Abbotsford/Langley Students Benefit From Innovation Partnership Project

Abbotsford/Langley – Abbotsford and Langley students will benefit from the  Provincial Innovation Partnership project

In Langley – The world of education is changing and students at James Kennedy Elementary in Langley will benefit from innovative concepts being put into practice by teachers and administrators. Students will engage with Raspberry Pi, a small computer, to learn programming.

“In today’s world, innovation has never been more important to public education. This funding will help schools pursue new approaches in modernizing teaching practices and supporting our younger generation,” Fort Langley-Aldergrove MLA Rich Coleman said. “I’m pleased Langley’s James Kennedy Elementary has been selected for this partnership. I understand students will have the opportunity to create and control their own unique robot through an iPad!”

The project at James Kennedy Elementary is one of the first 17 projects that will receive support under K-12 Innovation Partnership projects.

The K-12 Innovation Partnership gives public and independent schools the opportunity – and support – to explore new programs and practices to help students and teachers succeed. The selected projects complement the new K-12 curriculum being phased in over the next three years and focus on: 

·         Enhanced hands-on, project-based learning

·         Supports for vulnerable and/or at-risk students

·         Aboriginal learning

·         Science and technology, and

·         Reporting and assessment practices.

The 17 projects throughout the province were selected by the Innovation Partnership Working Group (IPWG), a collaboration of education partners including the BC Teachers’ Federation, BC Schools Superintendents Association, BC Principals’ and Vice-Principals’ Association, the Federation of Independent School Associations of BC and the Ministry of Education.

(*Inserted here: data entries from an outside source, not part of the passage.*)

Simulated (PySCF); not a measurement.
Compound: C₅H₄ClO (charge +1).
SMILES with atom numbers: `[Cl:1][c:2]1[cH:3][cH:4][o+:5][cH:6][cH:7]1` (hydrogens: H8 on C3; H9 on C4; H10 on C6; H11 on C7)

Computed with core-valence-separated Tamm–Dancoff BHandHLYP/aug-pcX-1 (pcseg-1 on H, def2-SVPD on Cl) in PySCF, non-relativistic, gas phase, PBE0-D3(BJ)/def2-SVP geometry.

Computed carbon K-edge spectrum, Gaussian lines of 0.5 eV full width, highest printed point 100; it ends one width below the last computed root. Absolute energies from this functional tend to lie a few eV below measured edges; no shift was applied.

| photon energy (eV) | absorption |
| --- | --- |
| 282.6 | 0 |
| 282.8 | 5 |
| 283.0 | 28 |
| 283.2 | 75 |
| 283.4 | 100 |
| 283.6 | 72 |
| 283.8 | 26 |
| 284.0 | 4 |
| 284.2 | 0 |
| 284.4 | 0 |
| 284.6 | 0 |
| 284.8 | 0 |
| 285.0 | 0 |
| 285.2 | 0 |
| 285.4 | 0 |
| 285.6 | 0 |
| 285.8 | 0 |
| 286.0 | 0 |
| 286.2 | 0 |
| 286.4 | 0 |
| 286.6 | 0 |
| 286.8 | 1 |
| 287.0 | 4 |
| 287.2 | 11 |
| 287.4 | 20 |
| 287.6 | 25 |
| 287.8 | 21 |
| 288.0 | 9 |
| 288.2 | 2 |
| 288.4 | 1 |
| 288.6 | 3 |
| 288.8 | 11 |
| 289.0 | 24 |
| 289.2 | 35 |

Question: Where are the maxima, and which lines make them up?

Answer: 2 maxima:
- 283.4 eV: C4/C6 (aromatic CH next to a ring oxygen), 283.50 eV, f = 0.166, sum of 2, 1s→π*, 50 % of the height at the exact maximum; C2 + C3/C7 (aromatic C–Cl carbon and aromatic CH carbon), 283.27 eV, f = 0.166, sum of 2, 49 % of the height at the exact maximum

Each project will receive $8,000 in financial support for teacher release time, research, and project expenses. There will also be opportunities for project teams to collaborate with colleagues and explore how these innovative concepts could be adopted by other school districts.

A second intake for the Innovation Partnership will be announced later this fall, and schools are encouraged to continue to submit proposals for consideration.

Quick Facts:

·         The working group received 77 project proposals for the first intake of the Innovation Partnership.

·         Proposals were received from 33 school districts and 19 independent schools.

·         The IPWG will bring teams from each project together twice during the year to discuss their innovations.

·         The Innovation Partnership is a key component of the K-12 Innovation Strategy announced at the ‘BC’s Focus on Learning’ forum in January 2015.

In Abbotsford  – The world of education is changing and students at Rick Hansen Secondary School of Science and Business in Abbotsford will benefit from innovative concepts being put into practice by teachers and administrators.

Rick Hansen Secondary is transforming into a Science, Technology, Engineering and Mathematics (STEM) school and business academy with an inquiry-based, interdisciplinary approach. Classrooms are being transformed into digital nerve centres with a real world approach to education.

“The Innovation Partnership program allows schools to explore initiatives that benefit student learning,” Abbotsford West MLA Michael de Jong said. “Moving personalized learning from concept to everyday practice will help students acquire the practical skills needed to excel after graduation.”

The project at Rick Hansen Secondary is one of the first 17 projects that will receive support under K-12 Innovation Partnership projects.

“Being selected for a Provincial Innovation Partnership grant affirms our decision to launch the Rick Hansen School of Science and Business,” said Abbotsford Board of Education Chair Cindy Schafer. “We are adapting to the changing needs of students by creating a learning environment with an inquiry-based, interdisciplinary approach, with the intention of developing graduates who are better prepared for professional careers or post-secondary studies.”

The K-12 Innovation Partnership gives public and independent schools the opportunity – and support – to explore new programs and practices to help students and teachers succeed. The selected projects complement the new K-12 curriculum being phased in over the next three years and focus on: 

·         Enhanced hands-on, project-based learning

·         Supports for vulnerable and/or at-risk students

·         Aboriginal learning

·         Science and technology, and

·         Reporting and assessment practices.

The 17 projects throughout the province were selected by the Innovation Partnership Working Group (IPWG), a collaboration of education partners including the BC Teachers’ Federation, BC Schools Superintendents Association, BC Principals’ and Vice-Principals’ Association, the Federation of Independent School Associations of BC and the Ministry of Education.

Each project will receive $8,000 in financial support for teacher release time, research, and project expenses. There will also be opportunities for project teams to collaborate with colleagues and explore how these innovative concepts could be adopted by other school districts.

A second intake for the Innovation Partnership will be announced later this fall, and schools are encouraged to continue to submit proposals for consideration.